I don’t often pay attention to American State of the Union addresses by any president, let alone this one, but since the Leafs were busy losing another hockey game and I was unmotivated to do much else, I sort of paid attention to what the guy was saying.
I was struck, in a positive way, by his frank and open admission that the United States is addicted to oil, and that it had to end its reliance on petroleum, since that fuel comes from mostly unstable parts of the world and is getting scarce and expensive.
Then he went on to outline a plan that increases research funding for cleaner fuels and hybrid and hydrogen-powered cars. I was impressed. Those would, indeed, be wonderful steps, and who better to lead the charge than the self-styled light of progress, the United States of America? Then he changed topics and went on to discuss other things: wars, the economy, health care.

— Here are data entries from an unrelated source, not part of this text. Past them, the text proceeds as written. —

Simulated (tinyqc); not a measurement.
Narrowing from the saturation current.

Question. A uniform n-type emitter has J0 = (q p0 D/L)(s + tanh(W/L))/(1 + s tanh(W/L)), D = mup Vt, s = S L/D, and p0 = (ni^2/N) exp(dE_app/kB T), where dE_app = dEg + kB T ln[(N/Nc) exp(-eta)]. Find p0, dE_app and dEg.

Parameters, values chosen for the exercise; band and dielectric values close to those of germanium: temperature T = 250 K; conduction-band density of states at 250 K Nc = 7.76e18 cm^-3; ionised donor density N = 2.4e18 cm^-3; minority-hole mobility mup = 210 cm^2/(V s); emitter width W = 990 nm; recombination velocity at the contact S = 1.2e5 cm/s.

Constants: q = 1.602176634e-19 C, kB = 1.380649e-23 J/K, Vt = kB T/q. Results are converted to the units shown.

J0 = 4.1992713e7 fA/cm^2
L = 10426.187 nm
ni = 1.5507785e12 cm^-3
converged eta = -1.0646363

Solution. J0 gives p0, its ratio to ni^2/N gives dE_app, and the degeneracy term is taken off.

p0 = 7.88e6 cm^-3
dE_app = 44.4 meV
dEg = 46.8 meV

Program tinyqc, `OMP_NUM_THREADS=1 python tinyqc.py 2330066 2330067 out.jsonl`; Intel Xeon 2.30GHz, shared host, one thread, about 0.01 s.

Hold on! This is America, that uses 50% of the worlds energy! Creates most of the greenhouse emissions! And all he’s got to say is that clean fuels might be good?
You have to understand that I am in possession of a bit of an environmental mind. So, I went through my house, and counted the number of light bulbs. Not wattage. Just the actual number of bulbs. 16 in the basement. 31 on the main floor. 21 upstairs. 6 outside. That’s a lot of bulbs! 74, to be precise. And my house is a small one!
Let us pretend that I am very good at only having lights on in the rooms where I am, and turn them off when I leave. I am going to guess that on average, one fifth of the light bulbs in my house are on all day. That’s fifteen bulbs. Lets further assume that I use 60 watt lightbulbs, in an effort to conserve energy. Thats 900 watts of lightbulb in my house on average! 21.6 kilowatt hours per day. Jeeze.
We’re just talking lights here. Almost a 21.6 kilowatt hours of lights in the house of a mildly concerned individual. No mention of televisions, washers, dryers, kitchen appliances, computers, or anything else. And I was being pretty generous with myself. I probably leave more lights than that on.
I’m not going to dig further, but I think its obvious that clean energy is only half the battle here. If even half the battle. We need clean houses. Efficiency. There’s no way in hell a single house should be using 21.6 kilowatt hours per day in JUST LIGHTS. I’m at work for a 1/3 of the day and asleep for another 1/4!
Efficiency in use, not just production. If we can reduce the amount of energy we use by 50%, do we not automatically reduce the need to produce energy, and therefore greenhouse gasses, by a similar factor?
My numbers may be in error. I do not claim to be an expert on such things, but even I can see that hydrogen powered cars alone will not be enough to solve North America’s energy addiction.